Glossary N

The food glossary +++ 'Nilagang mais', 'Naejangtang', 'Ngu vi huong'
Nutria refers to a large semi-aquatic rodent that is indigenous to South America which has become one of the food sources for people of Louisiana. Nutria was imported into Louisiana for its fur industry, however, over decades Nutria extensively damaged the state’s coastal wetlands, so officials decided to promote Nutria as a cheap and readily available food source.

Nane Sangak refers to Iranian fresh yeast bread, baked on hot stones and eaten while still warm. Nane Sangak is also known as Sangak.

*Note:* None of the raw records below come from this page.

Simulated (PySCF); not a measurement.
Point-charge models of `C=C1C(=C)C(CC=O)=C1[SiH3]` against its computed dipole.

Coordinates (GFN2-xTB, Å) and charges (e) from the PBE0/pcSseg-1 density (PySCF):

Nanohana or Na No Hana (Brassica campestris) is the Japanese name for rape blossom; are rapeseed plants which are widely eaten as spring greens in Japan. Boiled Nanohana plants are dressed with Karashi mustard dressing. Use tender nanohana plants with flower buds. The nanohana plant is entirely edible, and the plant it is also the source of healthy Canola oil. Nanohana is a springtime flower, and in some areas of Japan you can find fields of the flower formed into mazes so visitors can wander through the blossoms and enjoy their beauty. Nanohana bloom just before sakura here in Japan, so they are kind of a prelude to spring, even though they are beautiful in their own right. Nanohana, in Japanese literally translates into 'Vegetable Flower' but it also can be read to mean wild flower, or flower of the field. the plant is completely edible. March, is the Nanohana season for most of Japan.Nanohana in Japan are also celebrated in the art and culture of Japan, such as in clothing patterns, souvenir books, toys, gift arrangements, candles, and a Nano Hana sweet traditionally made with azuki beans available in the early spring at many Japanese markets which look like Nanohana flowers. Nanohana is called Hanana in Kyoto.

Nam Pla Phrik refers to Thailand's fish sauce with thinly sliced Phrik Khi Nu and a squeeze of lime, sometimes sliced garlic is added, too. This sauce complements fried fish and fried rice dishes, but it is used universally as a more sophisticated substitute for plain fish sauce. Prik Ki Nu is also known as birds eye chilis, birdshit chilis , scuds, dynamite chilis, or "mouse dropping" or mouse shit chili. These Thai chilis are viciously hot and are widely used in Thai cuisine. They form the basis for most Nam Prik recipes.

Nam Phrik Siracha refers to Thailand's thick, orange chilli sauce made from red chilli, vinegar and sugar. It can be bought in Bottles at the markets. It is used as a sauce and a dip for seafood.

Nam Jim Kai refers to Thailand's multi - purpose dip which is predominantly sweet in taste. Sugar forms the base, but fish sauce , garlic and red chilli round out the flavor. It complements barbecued chicken, skewered pork, grilled cuttlefish, fried wanton, spring rolls or batter fried shrimp. There are other variations to this sweet dip. If cucumber slices, crushed peanuts and a bit of vinegar are added, the dip is used with fried bean curd and fried fish cakes.